Tag Archives: testing

Reading Group. Using Lightweight Formal Methods to Validate a Key-Value Storage Node in Amazon S3

For the 90th reading group paper, we did “Using Lightweight Formal Methods to Validate a Key-Value Storage Node in Amazon S3” by James Bornholt, Rajeev Joshi, Vytautas Astrauskas, Brendan Cully, Bernhard Kragl, Seth Markle, Kyle Sauri, Drew Schleit, Grant Slatton, Serdar Tasiran, Jacob Van Geffen, Andrew Warfield. As usual, we have a video:

Andrey Satarin did an excellent write-up on this paper, so I will be short here. This paper discusses the use of formal methods in designing, developing, and maintaining a new key-value storage subsystem in Amazon S3. In my opinion, the core idea and contribution of the paper is establishing engineering processes that ensure that implementation adheres to the specification. 

See, using traditional formal methods is hard in practice. For example, using TLA+ to model the system creates a model that is detached from implementation. If something in the system changes, both need to be updated. Moreover, updating TLA+ would require experts in TLA+, creating a possibility of model and code diverging over time. Another problem is using the model to check the implementation. Since the two are detached from each other, this becomes rather difficult. 

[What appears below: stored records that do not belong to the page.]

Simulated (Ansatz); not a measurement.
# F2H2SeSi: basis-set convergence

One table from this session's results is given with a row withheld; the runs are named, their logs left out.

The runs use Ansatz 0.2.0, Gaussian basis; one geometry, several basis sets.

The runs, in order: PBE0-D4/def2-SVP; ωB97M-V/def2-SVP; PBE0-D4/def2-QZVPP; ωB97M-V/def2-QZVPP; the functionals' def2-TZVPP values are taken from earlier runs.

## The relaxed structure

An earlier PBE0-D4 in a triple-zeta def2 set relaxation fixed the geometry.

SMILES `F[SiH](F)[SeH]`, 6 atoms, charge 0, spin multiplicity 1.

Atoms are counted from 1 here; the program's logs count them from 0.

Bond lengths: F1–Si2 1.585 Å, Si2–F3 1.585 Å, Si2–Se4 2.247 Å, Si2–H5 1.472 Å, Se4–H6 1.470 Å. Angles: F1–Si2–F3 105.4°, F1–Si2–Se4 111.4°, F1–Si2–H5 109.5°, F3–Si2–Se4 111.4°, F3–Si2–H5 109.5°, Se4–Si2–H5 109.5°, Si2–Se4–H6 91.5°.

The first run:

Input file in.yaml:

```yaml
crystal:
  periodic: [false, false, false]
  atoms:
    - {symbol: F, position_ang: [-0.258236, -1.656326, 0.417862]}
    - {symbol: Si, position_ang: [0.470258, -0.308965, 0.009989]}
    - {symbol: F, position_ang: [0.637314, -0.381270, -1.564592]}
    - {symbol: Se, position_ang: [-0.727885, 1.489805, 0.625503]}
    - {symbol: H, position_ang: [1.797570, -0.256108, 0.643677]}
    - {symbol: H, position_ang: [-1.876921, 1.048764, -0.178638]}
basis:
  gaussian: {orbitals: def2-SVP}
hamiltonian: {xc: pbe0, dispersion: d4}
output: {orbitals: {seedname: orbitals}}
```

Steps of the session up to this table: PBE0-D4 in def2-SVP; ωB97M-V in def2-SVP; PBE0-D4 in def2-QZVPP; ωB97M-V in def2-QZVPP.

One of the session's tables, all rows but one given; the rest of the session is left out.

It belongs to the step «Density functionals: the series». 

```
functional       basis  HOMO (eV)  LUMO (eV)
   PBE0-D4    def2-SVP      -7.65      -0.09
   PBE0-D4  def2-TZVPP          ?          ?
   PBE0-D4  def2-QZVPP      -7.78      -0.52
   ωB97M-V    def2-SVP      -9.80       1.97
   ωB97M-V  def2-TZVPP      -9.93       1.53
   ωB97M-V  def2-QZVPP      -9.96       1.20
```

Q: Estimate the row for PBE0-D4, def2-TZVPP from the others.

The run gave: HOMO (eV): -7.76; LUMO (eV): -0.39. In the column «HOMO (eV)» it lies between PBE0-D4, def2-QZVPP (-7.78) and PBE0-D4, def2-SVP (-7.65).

The paper proposes lightweight formal methods that can be integrated directly into the testing/build framework. The approach requires implementing a reference model for each component that captures the semantics/behavior of the component without any real-world concerns. For example, the model for LSM-tree is a hashmap — both have the same behavior and allow reads and writes of some key-value pairs. 

Engineers use these references models n a couple of ways. First of all, the models act as mocks for unit tests. This increases the utility of the models and forces the engineers to keep them up to date. But of course, the main purpose of the models is to confirm the behavior of the real implementations. The gist of the conformance checking is verifying that the implementation’s behavior is allowed by the model. To do so, the same test, consisting of some sequence of operations, runs against the implementation and the model. The expectation is that both go through the same states and deliver the same outputs. Below I have an image borrowed from the author’s slides that illustrate the process. 

Conformance checking. Same operations run both in model and implementation, expecting the same result in both. This can include running some background operations as well, such as garbage collection (GC) that have no impact on the model but may affect the implementation.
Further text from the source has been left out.